Batch normalization, or batchnorm, is a popular technique used to speed up the training of neural networks by addressing a problem known as internal covariate shift. It also reduces sensitivity to weight and bias initialization, which makes the training process much more stable and less dependent on careful tuning of the initial values. Before batchnorm, the weights and biases had to be carefully tuned to ensure stable and efficient training. Poor initialization could lead to either exploding or vanishing gradients, both of which are problematic when trying to train a neural network.

In this blog post, I will explain what batchnorm tries to solve, how it works, and code out an implementation of it using PyTorch. Before jumping into the details of batchnorm, let’s take a look at why weights and biases must be carefully initialized.

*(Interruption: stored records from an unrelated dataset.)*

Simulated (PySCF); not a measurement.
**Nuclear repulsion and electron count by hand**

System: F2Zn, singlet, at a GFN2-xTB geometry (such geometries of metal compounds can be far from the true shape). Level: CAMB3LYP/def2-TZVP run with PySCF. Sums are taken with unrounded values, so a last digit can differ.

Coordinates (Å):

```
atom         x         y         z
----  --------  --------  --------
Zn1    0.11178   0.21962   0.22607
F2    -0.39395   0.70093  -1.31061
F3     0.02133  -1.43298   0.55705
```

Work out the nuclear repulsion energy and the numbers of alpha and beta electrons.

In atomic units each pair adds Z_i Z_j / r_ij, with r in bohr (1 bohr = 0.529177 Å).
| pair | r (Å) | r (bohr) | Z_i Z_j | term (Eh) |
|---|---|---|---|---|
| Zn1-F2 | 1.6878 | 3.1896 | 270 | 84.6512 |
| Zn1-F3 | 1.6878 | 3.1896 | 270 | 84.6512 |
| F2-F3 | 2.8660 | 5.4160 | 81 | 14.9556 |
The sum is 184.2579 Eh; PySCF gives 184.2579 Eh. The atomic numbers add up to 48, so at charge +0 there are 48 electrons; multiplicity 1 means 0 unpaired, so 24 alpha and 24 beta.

Need for careful initialization

import torch
import torch.nn.functional as F
import torchvision.datasets as datasets
import torchvision.transforms as transforms
import matplotlib.pyplot as plt
from abc import ABC, abstractmethod
from typing import List
 
BATCH_SIZE = 32
MAX_STEPS = 1_500
 
transform = transforms.Compose([
    transforms.ToTensor()
])
 
train_dataset = datasets.MNIST(
    root="data", train=True, download=True, transform=transform)
test_dataset = datasets.MNIST(
    root="data", train=False, download=True, transform=transform)
 
train_loader = torch.utils.data.DataLoader(
    train_dataset, batch_size=BATCH_SIZE, shuffle=True)
test_loader = torch.utils.data.DataLoader(
    test_dataset, batch_size=len(test_dataset), shuffle=True)
 
 
class Layer(ABC):
    @abstractmethod
    def __call__(self, x):
        pass
 
    @abstractmethod
    def parameters(self):
        pass
 
 
class Linear(Layer):
    def __init__(self, fan_in, fan_out):
        super().__init__()
 
        self.weight = torch.rand(
            (fan_in, fan_out)) / fan_in ** 0.5
        self.bias = torch.zeros(fan_out)
 
    def __call__(self, x):
        return x @ self.weight + self.bias
 
    def parameters(self):
        return [self.weight, self.bias]
 
 
class Tanh(Layer):
    def __init__(self):
        super().__init__()
 
    def __call__(self, x):
        return torch.tanh(x)
 
    def parameters(self):
        return []
 
 
class Model(Layer):
    def __init__(self, layers: Layer):
        super().__init__()
 
        self.layers: List[Layer] = layers
 
    def __call__(self, x):
        for layer in self.layers:
            x = layer(x)
 
        return x
 
    def parameters(self):
        parameters = []
 
        for layer in self.layers:
            parameters += layer.parameters()
 
        return parameters
 
    def zero_grad(self):
        for p in self.parameters():
            p.grad = None
 
 
model = Model([
    Linear(28 * 28, 128),
    Tanh(),
    Linear(128, 10)
])
 
parameters: List[torch.Tensor] = model.parameters()
 
for p in parameters:
    p.requires_grad = True
 
step = 0
 
for x, y in train_loader:
    if step >= MAX_STEPS:
        break
    x = x.view(-1, 28 * 28)
    out = model(x)
    loss = F.cross_entropy(out, y)
 
    print(f"step - {step + 1}; loss - {loss:.3f}")
 
    model.zero_grad()
    loss.backward()
 
    lr = 0.1 * (1.0 - step / MAX_STEPS)
    lr = max(lr, 0.01)
 
    for p in parameters:
        if p.grad is not None:
            p.data -= lr * p.grad
 
    step += 1
 
with torch.no_grad():
    for x_test, y_test in test_loader:
        x_test = x_test.view(-1, 28 * 28)
        x_test = model(x_test)
        loss = F.cross_entropy(x_test, y_test)
        print(f"loss: {loss.item():.3f}")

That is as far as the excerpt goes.